The equation ##E = \frac{3kT}{2}## for the energy per constituent particle only applies for point-particle ideal gases. If the gas molecules have a nonzero length, there is energy also in the rotational motion.
 
Last edited:
DaTario said:
When dealing with the kinetic theory of gases in thermodynamics, we obtain the result that the mean kinetic energy per atom is (3/2) kT.

That's for a monatomic ideal gas. The energy associated with each degree of freedom is ##\frac{1}{2}kT##.
 
More precisely: The mean energy associated with each phase-space degree of freedom entering the Hamiltonian quadratically is ## k T/2##. This holds true in the strict sense only for a gas of non-interacting particles (or rather where the mean free path of each gas molecule is very large compared to the typical duration of a collision, i.e., in the dilute-gas limit) or for particles being bound by forces ##\propto## their distance, i.e., when you can describe the system by harmonic oscillator modes. Each mode provides 3 such degrees of freedom to the kinetic energy ##\propto p^2## and 3 to the potential energy ##\propto x^2##. That can be used to derive the Dulong-Petit law that the speficic heat of a solid is ##6 N k## or the molar heat ##6 N_{\text{A}} k=6R##.

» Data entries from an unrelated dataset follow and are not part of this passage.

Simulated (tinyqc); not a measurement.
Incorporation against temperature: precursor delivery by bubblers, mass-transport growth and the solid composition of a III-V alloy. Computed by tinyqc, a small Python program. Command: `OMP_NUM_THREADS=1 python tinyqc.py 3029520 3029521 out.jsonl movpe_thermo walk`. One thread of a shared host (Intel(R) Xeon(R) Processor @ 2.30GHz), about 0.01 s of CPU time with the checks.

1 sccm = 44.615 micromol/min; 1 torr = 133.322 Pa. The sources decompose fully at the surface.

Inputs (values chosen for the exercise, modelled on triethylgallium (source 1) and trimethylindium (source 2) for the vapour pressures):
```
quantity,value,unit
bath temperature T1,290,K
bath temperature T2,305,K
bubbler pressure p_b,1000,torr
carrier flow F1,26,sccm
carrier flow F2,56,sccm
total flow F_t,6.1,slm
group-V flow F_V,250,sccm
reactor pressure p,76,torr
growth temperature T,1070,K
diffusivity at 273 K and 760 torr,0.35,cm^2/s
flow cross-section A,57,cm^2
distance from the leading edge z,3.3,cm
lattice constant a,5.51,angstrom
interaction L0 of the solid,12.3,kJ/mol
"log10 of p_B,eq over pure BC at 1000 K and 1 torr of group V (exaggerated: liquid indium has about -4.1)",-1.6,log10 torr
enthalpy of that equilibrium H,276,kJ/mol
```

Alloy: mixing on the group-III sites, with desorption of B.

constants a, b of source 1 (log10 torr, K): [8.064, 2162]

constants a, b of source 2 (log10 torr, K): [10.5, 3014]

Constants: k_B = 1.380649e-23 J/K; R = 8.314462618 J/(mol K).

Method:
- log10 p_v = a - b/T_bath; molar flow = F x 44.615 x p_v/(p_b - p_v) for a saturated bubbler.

Note that this holds only in the classical limit. At low temperatures, when quantum statistics becomes relevant, it's not valid anymore.
 
Thanks, vanhees71.
Now, just for the sake of clarity, in the parenthesis quoted bellow, how are we to handle this comparison between mean free path (a length) and the typical duration of collisions (a time interval)? Is it correct to say that the mean velocity is implicitly evoked here?

Best wishes.

vanhees71 said:
(or rather where the mean free path of each gas molecule is very large compared to the typical duration of a collision, i.e., in the dilute-gas limit)
 
DaTario said:
Now, just for the sake of clarity, in the parenthesis quoted bellow, how are we to handle this comparison between mean free path (a length) and the typical duration of collisions (a time interval)? Is it correct to say that the mean velocity is implicitly evoked here?
Use the mean time between collisions for the former.
 
Basically it's saying that the Boltzmann equation is valid, if the collision time is large in comparison to the time it takes for the "particles to become on-shell", i.e., the collision can be described well by assuming that the particles are in asymptotic free in-states before the collision and also reach the asymptotic free out-states after the collision. Then and only then a particle interpretation and the use of scattering cross sections rather than off-equilibrium transition rates make sense.

An example, where quantum-coherence effects are important is the Landau-Pomeranchuk Migdal effect for Bremsstrahlung. Then you have to coherently sum up multi-particle scattering events to get a finite infrared limit for the Bremsstrahlung. That's most intuitively seen in a approach using the Langevin equation, as detailed in

https://doi.org/10.1006/aphy.1996.0082https://arxiv.org/abs/hep-ph/9510417v1
 
Thank you, vanhees71 and DrClaude.

A last question concerning vanhees71's observation in #4:

Is the case where particles are bound by forces proportional to their distance, i.e., "when you can describe the system by harmonic oscillator modes" an exception? Is it an exceptional case where Boltzmann constant still can be associated with measurable thermodynamic parameters of the system?
 
Yes. Then you can map the corresponding lattice vibrations to socalled quasiparticles, which are called phonons, which is because these lattice vibrations are nothing else than sound waves. This is anyway an important finding by L. D. Landau: Often you can describe a condensed matter system effectively by a (dilute) gas of quasiparticles, which are quantized descriptions of collective modes of the many-body system.